Cain's offering reflected his heart. He gave the offering out of a sense of duty, I imagine, rather than it being the gift of love for God and heart-felt thanksgiving for God's goodness to him, as Abel appeared to have done. He gave it the perfunctory ‘umph', and then he got irritated when it was received by God as perfunctory and not as the open-hearted gift of the true child of God. You see, God knows! He can tell straight off. And Cain got angry - not jealous. The Bible tells us he was angry! He was angry at God for seeing the truth and not pretending that Cain was something he didn't even really care to be, and angry at Abel for being holy, and being perceived by God as holy. Abel was the first "goody-two-shoes". And he paid an awful price for his brother's anger.
Cain was like those people who want to call themselves "Christian" but don't want to take the time or expend the effort to actually be Christian. This is the man or woman who doesn't bother with Church, but is "just as good a Christian as you are." Or, he was like those people who belong to a church that no longer preaches the Word of God clearly or faithfully, and yet they get really irritated by us, and our focus on the truth, and our practice of closed communion. They know they should be where the Word is preached in all its truth and purity, but they don't bother. It seems to be easier to just despise those who cling to God's Word and call them "Holier-than-thou," than it is to actually do what they know they ought to do.
The choice that Cain faced was the choice of wallowing in his anger and feeling sorry for himself and continuing to stand in the path of temptation, or to see his sin as sin, resist the temptations, and put to death the deeds of the body, as St. Paul describes it in Romans 8:13. "Then the LORD said to Cain, ‘Why are you angry? And why has your countenance fallen? If you do well, will you not be lifted up? And if you do not do well, sin is crouching at the door; and its desire is for you, but you must master it.'"
God asked Cain the question even though He knew the answer. He wanted Cain to think about it, and to take control of himself and exercise some self-discipline, and do what it right. What He said to Cain, in effect, was, "If you do what is right and good and holy, you will be accepted too. I haven't rejected you completely. I just made the point that what Abel did was done the way it ought to be done, and from the right heart and attitude. So do what is holy and good and I will accept you, too. But if you sit and stew, sin is lying in wait to take you down and destroy you. The devil as marked you as a target and is stalking you like prey! You must take control and master this temptation!"

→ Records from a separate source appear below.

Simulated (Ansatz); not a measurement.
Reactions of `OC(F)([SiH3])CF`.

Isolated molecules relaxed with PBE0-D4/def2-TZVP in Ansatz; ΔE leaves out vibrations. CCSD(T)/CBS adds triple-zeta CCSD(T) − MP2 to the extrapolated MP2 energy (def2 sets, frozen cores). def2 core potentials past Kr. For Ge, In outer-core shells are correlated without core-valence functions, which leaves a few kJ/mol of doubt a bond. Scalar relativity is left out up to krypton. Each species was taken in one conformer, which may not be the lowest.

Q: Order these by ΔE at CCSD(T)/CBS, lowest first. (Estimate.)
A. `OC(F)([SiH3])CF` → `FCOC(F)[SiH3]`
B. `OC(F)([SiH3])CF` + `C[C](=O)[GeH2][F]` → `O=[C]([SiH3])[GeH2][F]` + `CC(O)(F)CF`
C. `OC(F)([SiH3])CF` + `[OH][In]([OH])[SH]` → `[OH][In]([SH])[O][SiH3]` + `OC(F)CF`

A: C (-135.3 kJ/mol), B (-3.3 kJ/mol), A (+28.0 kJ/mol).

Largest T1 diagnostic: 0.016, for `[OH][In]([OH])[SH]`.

We don't face God's immediate approval or rejection, as Cain did. God doesn't generally deal with people that way any longer. It would be kind of cool if He did. Then we would know if we were faithful or not, or if we made the right choice in that last temptation or not. We could all tell if we were all sincere Christians or if someone was a hypocrite. We would have no need for any debate about closed communion, because we could all see who should and who should not stand the altar and receive the treasures offered there. But that is not the way it works today. We walk by faith, not by sight. We must walk in the light of God's Word, even when we cannot see its truth.
But we each face the choice that Cain faced. We face the choice of wallowing in our feelings and emotions, our needs and the temptations that the devil throws at us, or we can stand up, by the power which God gives us in Jesus Christ, and do what is right and good and holy. The Bible gives us some ideas on how to handle this temptation. It seems to suggest here that we should not allow ourselves to wallow in anger or jealousy. We should simply apply ourselves to doing what we know is right – forgiving, doing the things that God gives us to do, rather than savoring our hurts and our angers and our sense that we deserve more - or better - or faster - or greater respect - or more influence - or whatever it is that we are being eaten up by at the moment of temptation. The Bible tells us to flee from lust and temptation, and to decline to join in when sinners entice us. It tells us to turn to God in prayer in our hour of trial.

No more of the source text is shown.